New Horizons Mission Closing in on Pluto

Artist's concept of the New Horizons spacecraft as it approaches Pluto and its three moons in summer 2015. Image Source: ohns Hopkins University Applied Physics Laboratory/Southwest Research Institute (JHUAPL/SwRI)

Artist’s concept of the New Horizons spacecraft as it approaches Pluto and its three moons in summer 2015. Image Source: ohns Hopkins University Applied Physics Laboratory/Southwest Research Institute (JHUAPL/SwRI)

July 14, 2014 – After an 8.5-year journey, NASA’s New Horizons spacecraft is only one year away from its closest encounter with Pluto. The probe is expected to be about 6,000 miles from Pluto on July 14, 2015.

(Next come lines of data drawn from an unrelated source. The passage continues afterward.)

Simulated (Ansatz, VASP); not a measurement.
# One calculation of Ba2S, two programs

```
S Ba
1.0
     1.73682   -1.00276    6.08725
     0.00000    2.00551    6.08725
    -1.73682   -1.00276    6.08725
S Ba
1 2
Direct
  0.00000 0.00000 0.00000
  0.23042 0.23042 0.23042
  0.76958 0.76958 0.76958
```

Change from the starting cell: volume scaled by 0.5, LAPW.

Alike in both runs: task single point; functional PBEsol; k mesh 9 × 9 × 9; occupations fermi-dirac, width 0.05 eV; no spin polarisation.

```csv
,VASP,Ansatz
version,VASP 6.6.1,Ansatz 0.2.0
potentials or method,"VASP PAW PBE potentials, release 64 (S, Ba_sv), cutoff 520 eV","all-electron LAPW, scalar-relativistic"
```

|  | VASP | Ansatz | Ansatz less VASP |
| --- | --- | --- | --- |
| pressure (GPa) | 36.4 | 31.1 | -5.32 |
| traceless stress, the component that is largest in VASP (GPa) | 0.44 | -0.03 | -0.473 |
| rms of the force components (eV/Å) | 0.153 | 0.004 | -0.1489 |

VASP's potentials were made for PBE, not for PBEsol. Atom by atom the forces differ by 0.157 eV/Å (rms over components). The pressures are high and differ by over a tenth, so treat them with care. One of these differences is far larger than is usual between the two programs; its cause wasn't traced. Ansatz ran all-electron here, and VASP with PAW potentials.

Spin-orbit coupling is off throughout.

The New Horizons Pluto-Kuiper Belt mission is being led by Principal Investigator Alan Stern of the Southwest Research Institute (SwRI) in Boulder. The main goal of the New Horizons mission is to perform high-quality scientific investigations of the Pluto-Kuiper Belt region of the solar system.

Pluto and the Kuiper Belt are known to be endowed with carbon-bearing molecules and water ice, the raw materials out of which life evolves. As the New Horizons spacecraft passes through this icy region, it will use its science instruments to photograph and explore Pluto, its moons, and Kuiper Belt Objects.

Our current knowledge about Pluto is based on observations taken from the ground and Earth orbits. This mission is historic because it will be the first time a human spacecraft has visited the icy planet, and the first exploration of a new planet since the Voyager missions more than 30 years ago.

Pluto has a half-sized moon, Charon, which was discovered in 1978. More recently, it’s smaller moons, Nix and Hydra, were discovered. Charon is half the size of Pluto and doesn’t orbit Pluto in the way that our moon orbits the earth. The gravitational balance point of Pluto and Charon lies between the two masses and is known as the Pluto barycenter.

The design of the Pluto-Charon encounter trajectory will allow observation of both bodies in a single flyby by multiple instruments and coordinated measurements of the Earth, Sun, Pluto, and Charon.

The outer space beyond the orbit of Neptune is referred to as the Kuiper Belt. Gerald Kuiper hypothesized in 1951 that short-period comets orginate from a collection of material left over from the formation of the solar system. David Jewitt and Jane Luu proved the theory in 1992 with the discovery of the first Kuiper Belt Object. Since then, over 1000 Kuiper Belt Objects have been identified.

Plans for an extended mission include one or two encounters of Kuiper Belt Objects, ranging from about 25 to 55 miles (40 to 90 km) in diameter. Hubble has been given the task of identifying one of more candidates to visit.

New Horizons made a close flyby of Jupiter in February 2007 in order to get a gravitational boost enroute to Pluto. New Horizons suite of science instruments was successfully exercised and data and images from Jupiter were returned to Earth.

In addition to SwRI, the mission team includes Ball Aerospace Corporation, Lockheed Martin, University of Colorado, the Boeing Company, NASA Goddard Space Flight Center, NASA Jet Propulsion Laboratory, Stanford University, KinetX Inc., the U.S. Department of Energy, and a number of other firms, NASA centers, and university partners.